One of the best-loved Japanese food in the world must be Ramen these days. You might find many ramen restaurants in your country. With its cheap, easy to fun, but delicious taste, Ramen is getting more and more popular. Yet, when you had Ramen, you might have felt like, “It was delicious but wanna eat a little more.”. It’s good to have some side dishes. But for those who want to enjoy Ramen itself more, there is Kaedama noodles system in many Ramen restaurants.
What Is Kaedama?
“Kaedama” means extra ramen noodles, and quite a few ramen restaurants offer this system. More specifically, if you go to Hakata city in Fukuoka, a holy place of Ramen, almost every restaurant has the Kaedama system, and it is originally from Fukuoka.
Difference between Oomori
Even if a restaurant doesn’t have Kaedama, they must offer “Oomori (large portion)” option instead. Fukuoka-style ramen usually has thin noodles, which don’t take much time to boil it. Therefore, ramen shops that serve thick noodles often do not offer Kaedama. And Kaedama is also to prevent the noodles from getting soggy.

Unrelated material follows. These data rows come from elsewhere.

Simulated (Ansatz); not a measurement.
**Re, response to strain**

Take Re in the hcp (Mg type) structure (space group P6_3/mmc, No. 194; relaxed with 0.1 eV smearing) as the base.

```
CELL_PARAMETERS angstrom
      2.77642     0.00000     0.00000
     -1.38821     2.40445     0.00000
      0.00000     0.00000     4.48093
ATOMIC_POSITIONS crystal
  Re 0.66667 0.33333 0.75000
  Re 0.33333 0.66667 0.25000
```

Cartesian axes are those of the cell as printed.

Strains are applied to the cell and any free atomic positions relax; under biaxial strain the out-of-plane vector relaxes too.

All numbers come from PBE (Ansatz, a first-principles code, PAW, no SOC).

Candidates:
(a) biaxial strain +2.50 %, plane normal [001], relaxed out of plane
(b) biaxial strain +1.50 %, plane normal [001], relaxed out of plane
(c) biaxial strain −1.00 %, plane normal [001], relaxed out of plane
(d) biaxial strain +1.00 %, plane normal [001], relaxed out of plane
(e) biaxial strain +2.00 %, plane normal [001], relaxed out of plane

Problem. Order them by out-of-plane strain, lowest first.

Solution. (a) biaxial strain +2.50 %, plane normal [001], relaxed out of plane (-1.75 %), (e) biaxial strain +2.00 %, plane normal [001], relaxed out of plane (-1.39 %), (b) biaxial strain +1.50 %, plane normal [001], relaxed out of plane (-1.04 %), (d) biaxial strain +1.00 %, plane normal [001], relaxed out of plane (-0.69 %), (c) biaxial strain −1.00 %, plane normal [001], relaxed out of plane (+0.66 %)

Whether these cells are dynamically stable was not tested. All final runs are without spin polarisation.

How To order In Ramen Shops
You can simply ask the staff for Kaedama. The staff will bring boiled noodles on a plate. You can just put the noodles straight into the soup.
Firmness of Ramen Noodles
When you order Ramen, you can choose how firm the noodles should be according to your preference. The same applies when you order Kaedama. Here is the list of firmness types with approximate boiling time and their meanings in the order of softest to firmest.
- ばりやわ (bariyawa) [100 – 150 seconds] = very soft
- やわ (yawa) [70 – 100 seconds] = soft
- ふつう (futsuu) [45 – 70 seconds] = normal
- かため (katame) [20 – 45 seconds] = firm
- ばりかた (barikata) [15 – 20 seconds] = very firm
- はりがね (harigane) [7 – 15 seconds] = wire
- こなおとし (konaotoshi) [3 – 7 seconds] = brush off powder
- ゆげとおし (yugetooshi) [0 – 3 seconds] = pass the steam
*Except “futsuu”, you may use these words only at ramen restaurants. So, you don’t need to memorize them for the purpose of learning Japanese.
Those in bold are quite common, and almost every ramen shop offers them. But others are a bit unique, and you won’t find them on a menu list. However, some restaurants provide with flexibility even if they aren’t written on the menu. If you are not familiar with Japanese Ramen, I recommend trying “futsuu (= normal)” first and order “katame (= firm)” for Kaedama to enjoy the flavor of the flour.
When To Order
It usually takes only a few minutes to prepare for Kaedama. So, I recommend you to ask for it just before you finish eating the first round. If you order after finishing the first round, the soup gets colder, and you won’t fully enjoy the second round.
Tips To Enjoy Kaedama
Add Some Seasonings
Since the soup gets a bit milder when you put Kaedama, it’s better to adjust the taste with seasonings as you like. (Most ramen shops have various seasonings on the table so that the customers can change the taste to their preference.) So, when you intend to order Kaedama, please enjoy the first round as it is without any seasonings.
Leave Soup at First Round
Ramen without sufficient soup isn’t Ramen. In most ramen shops, they will not add extra soup even when you order Kaedama because it takes the highest cost. Not only with its cost, but ramen shops also take lots of effort making Ramen soup with an average of more than 5 hours.
In your country, most of the Japanese restaurants serving Ramen might not have Kaedama system. But if it’s a ramen specialty restaurant and the shop owner is familiar with Japanese Ramen, they might have it. And when you come to Japan, please try it once! Some restaurants offer the first round of Kaedama for free.